Non-Factory

Vendors take a shine to LEDs

For a number of years the quest to replace halogen-based illumination systems with LEDs has been the holy grail of many a lighting supplier.
April 1, 2006
4 min read

Andrew Wilson, Editor, [email protected]

For a number of years the quest to replace halogen-based illumination systems with LEDs has been the holy grail of many a lighting supplier. However, while LED illumination systems do provide longer lifetimes and greater durability than their halogen counterparts, single-die LED devices cannot at present produce the luminous intensity or color temperature needed by system integrators. But recently, at Photonics West (San Jose, CA, USA; January 2006), several companies showed multiple-die LED-based illumination systems that may rival or exceed the performance of lamp-based solutions.

Both Edmund Optics (Barrington, NJ, USA; www.edmundoptics.com) and Schott North America (Auburn, NY, USA; www.us.schott.com) showed prototypes of color LED-based illumination systems that will be available as products later this year. Chris Cummings, R&D engineer at Edmund, spoke of the company’s new EOS technology and how it had been used in the design of a prototype illumination system (see Fig. 1). “EOS technology is used to direct energy from the LED chip at the target,” he says. “150-W quartz-halogen bulbs typically last 1000 hours, but initial testing of the new EOS technology indicates that the LED will be at least two-to-three times brighter than quartz halogen and last 20-50 times longer.”

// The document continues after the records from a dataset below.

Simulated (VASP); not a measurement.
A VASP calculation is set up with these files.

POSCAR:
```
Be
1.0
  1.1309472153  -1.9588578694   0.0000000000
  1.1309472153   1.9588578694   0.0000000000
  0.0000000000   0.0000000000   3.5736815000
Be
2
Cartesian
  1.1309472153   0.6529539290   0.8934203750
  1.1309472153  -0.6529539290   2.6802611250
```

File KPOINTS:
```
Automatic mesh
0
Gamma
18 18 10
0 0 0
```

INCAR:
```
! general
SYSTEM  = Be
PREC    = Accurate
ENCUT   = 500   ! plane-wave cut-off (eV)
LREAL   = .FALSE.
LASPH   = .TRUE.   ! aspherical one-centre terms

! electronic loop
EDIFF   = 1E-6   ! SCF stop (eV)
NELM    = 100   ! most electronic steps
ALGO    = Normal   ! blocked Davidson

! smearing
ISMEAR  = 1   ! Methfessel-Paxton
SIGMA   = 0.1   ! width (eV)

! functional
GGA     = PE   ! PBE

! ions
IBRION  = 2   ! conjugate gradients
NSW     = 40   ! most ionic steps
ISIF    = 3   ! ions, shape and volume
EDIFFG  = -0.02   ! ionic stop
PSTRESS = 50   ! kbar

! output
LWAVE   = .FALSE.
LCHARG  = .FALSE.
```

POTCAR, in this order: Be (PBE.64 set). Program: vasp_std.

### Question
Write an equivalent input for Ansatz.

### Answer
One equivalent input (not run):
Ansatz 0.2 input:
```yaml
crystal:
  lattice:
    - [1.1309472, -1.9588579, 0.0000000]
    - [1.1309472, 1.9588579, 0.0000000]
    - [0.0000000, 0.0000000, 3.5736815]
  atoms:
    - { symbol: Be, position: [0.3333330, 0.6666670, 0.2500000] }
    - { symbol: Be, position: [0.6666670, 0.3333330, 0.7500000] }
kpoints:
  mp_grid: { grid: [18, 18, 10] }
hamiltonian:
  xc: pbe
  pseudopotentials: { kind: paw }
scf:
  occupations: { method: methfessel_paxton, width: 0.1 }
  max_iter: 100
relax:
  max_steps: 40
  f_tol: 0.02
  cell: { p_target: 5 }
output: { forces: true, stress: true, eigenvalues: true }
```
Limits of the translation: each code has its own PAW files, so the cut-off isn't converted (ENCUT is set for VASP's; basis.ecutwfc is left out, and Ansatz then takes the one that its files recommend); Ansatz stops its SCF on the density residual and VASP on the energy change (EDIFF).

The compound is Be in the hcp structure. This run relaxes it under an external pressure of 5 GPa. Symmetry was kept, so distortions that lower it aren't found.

Figure 1. Edmund Optics fiberoptic illumination prototype uses multiple-LED die and nonlinear optics to create LED light that the company says is two-to-three times brighter than quartz-halogen bulbs.

Click here to enlarge image

Upon careful examination of the illumination system, it appeared that Edmund had mounted multiple (at least six) LED die onto a small package roughly less than 1 cm square. According to Samuel Sadoulet, director of product development, the illumination system uses nonlinear optics to tightly focus the light. Further details, Sadoulet says, could not be disclosed.

Similarly, little information was available from Schott North America, which demonstrated a white-light illuminator using multiple LED dies that will be available soon. After disassembling the goose-neck fiberoptic attached to the illuminator, it was clear how the light had been designed. Four similar LED die mounted in a square fashion were remounted on a header to provide the illumination.

Third-party vendors

In the development of these illumination systems, a number of companies are using third-party vendors such as Innovations In Optics (Woburn, MA, USA; www.innovationsinoptics.com). Thomas Brukilacchio, the president, showed an impressive array of LED lighting products targeted toward the machine-vision industry and discussed how such multiple-die LED illumination systems were created.

In developing its LumiBright light engines, Innovations in Optics attached LED die or die arrays to a header with high thermal conductivity that can be cooled by conduction, convection, or radiation (see Fig. 2). “But perhaps the most important aspect of the systems is the efficient coupling of the LED output to the target illumination area,” says Brukilacchio.

Figure 2. In the development of its LumiBright light engines, Innovations In Optics uses multiple LEDs attached to a header. To couple the LED output to the target illumination area, the company designed a compound parabolic concentrator using TracePro software from Lambda Research.
Click here to enlarge image

To perform this function, Innovations In Optics uses a nonimaging optic called a compound parabolic concentrator (CPC). Invented and developed by Roland Winston (ucmeng.net/facultybio/rwinston) when he was a professor of physics at the University of Chicago (Chicago, IL, USA), the CPC concentrates light more intensively than traditional optics. It was designed using the TracePro program from Lambda Research (Littleton, MA, USA; www.lambdares.com) and rendered using SolidWorks from SolidWorks Corp. (Concord, MA, USA; www.solidworks.com).

“To develop a fiberoptic illuminator, this primary optic is all that is required to meet the product specifications. Because the CPC takes the form of a shifted and tilted parabola of revolution, 96% of radiation filling its input aperture falls within the exit aperture, making the CPC a nearly ideal concentrator for LED applications,” Brukilacchio adds.

In addition to developing new LED illumination sources for a number of machine-vision and aerospace applications, Innovations In Optics is working on an MR-16 halogen replacement for fiberoptic illumination sources. According to Brukilacchio, this will be displayed at Lightfair International, to be held in Las Vegas, NV, USA, from May 30 to June 1 (www.lightfair.com).

Currently, the company is looking for interested third parties to market and distribute this lamp worldwide.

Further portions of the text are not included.